Father Greeley was a combative polymath, often at odds with his Church’s hierarchy. A quarter of a century ago he denounced pedophile priests and later gave a million dollars from his book earnings to an organization for their victims.
Twenty years ago, we shared an airplane ride. He had been a guest speaker at the Magazine Publishers Association in Bermuda and somehow contrived to have my coach ticket upgraded so I could sit next to him in First Class. We spent the two hours parsing a new movie, Ingmar Bergman’s autobiographical masterwork “Fanny and Alexander,” the shaping of an artist’s sensibility by his widowed mother’s remarriage to a tyrannical Lutheran bishop.
On our plane trip, we traded reactions to Bergman’s brilliant imagery including his boyhood refuge in the home of his grandmother’s Jewish lover and a wistful speech by his uncle about “the little world” of theater that their family inhabited:
“Therefore let us be happy while we are happy. Let us be kind, generous, affectionate and good. It is necessary and not at all shameful to take pleasure in the little world.”
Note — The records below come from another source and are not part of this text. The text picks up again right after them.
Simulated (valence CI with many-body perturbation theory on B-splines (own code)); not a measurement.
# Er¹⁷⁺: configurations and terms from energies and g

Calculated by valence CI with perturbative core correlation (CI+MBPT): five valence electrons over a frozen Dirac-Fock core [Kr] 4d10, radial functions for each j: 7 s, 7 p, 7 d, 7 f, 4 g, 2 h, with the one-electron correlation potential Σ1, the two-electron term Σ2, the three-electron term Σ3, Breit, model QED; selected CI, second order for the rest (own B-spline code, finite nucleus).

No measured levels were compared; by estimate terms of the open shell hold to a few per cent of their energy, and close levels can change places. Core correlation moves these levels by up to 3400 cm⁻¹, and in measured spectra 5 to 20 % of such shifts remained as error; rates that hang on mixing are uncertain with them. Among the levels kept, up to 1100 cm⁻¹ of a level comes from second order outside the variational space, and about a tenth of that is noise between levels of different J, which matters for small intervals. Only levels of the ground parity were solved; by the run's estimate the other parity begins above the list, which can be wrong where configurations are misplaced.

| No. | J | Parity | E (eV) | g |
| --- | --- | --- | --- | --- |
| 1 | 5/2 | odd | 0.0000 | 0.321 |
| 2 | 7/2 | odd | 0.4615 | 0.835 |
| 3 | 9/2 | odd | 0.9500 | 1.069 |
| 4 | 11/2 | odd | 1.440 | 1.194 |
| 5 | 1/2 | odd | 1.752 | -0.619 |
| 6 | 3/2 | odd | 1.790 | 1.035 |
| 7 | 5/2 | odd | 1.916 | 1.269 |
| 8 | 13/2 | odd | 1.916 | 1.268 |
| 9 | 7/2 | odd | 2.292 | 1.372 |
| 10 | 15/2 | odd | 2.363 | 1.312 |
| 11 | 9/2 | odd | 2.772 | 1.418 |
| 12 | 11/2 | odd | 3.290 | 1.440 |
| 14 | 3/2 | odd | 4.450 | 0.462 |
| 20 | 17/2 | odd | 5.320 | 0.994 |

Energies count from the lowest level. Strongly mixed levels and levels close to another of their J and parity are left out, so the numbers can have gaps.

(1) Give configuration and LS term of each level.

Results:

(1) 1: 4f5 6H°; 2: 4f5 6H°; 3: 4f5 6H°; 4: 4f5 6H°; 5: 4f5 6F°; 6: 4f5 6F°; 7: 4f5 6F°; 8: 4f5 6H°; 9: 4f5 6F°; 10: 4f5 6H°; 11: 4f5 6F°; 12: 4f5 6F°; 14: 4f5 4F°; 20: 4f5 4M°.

In today’s scandal-plagued Catholic Church, Father Greeley in his prime would have been a rallying figure for dissidents. Even diminished by illness, he wrote his last book about the US in Iraq titled “A Stupid, Unjust and Criminal War.”
Back in 1983 as we landed at Kennedy, I offered to share my taxi into Manhattan with the celebrity priest. “No, no.” he said. “You must ride with me. My publisher always sends a limousine.”
Even a non-believer can be sure that wherever Andrew Greeley now is, he is still going in style.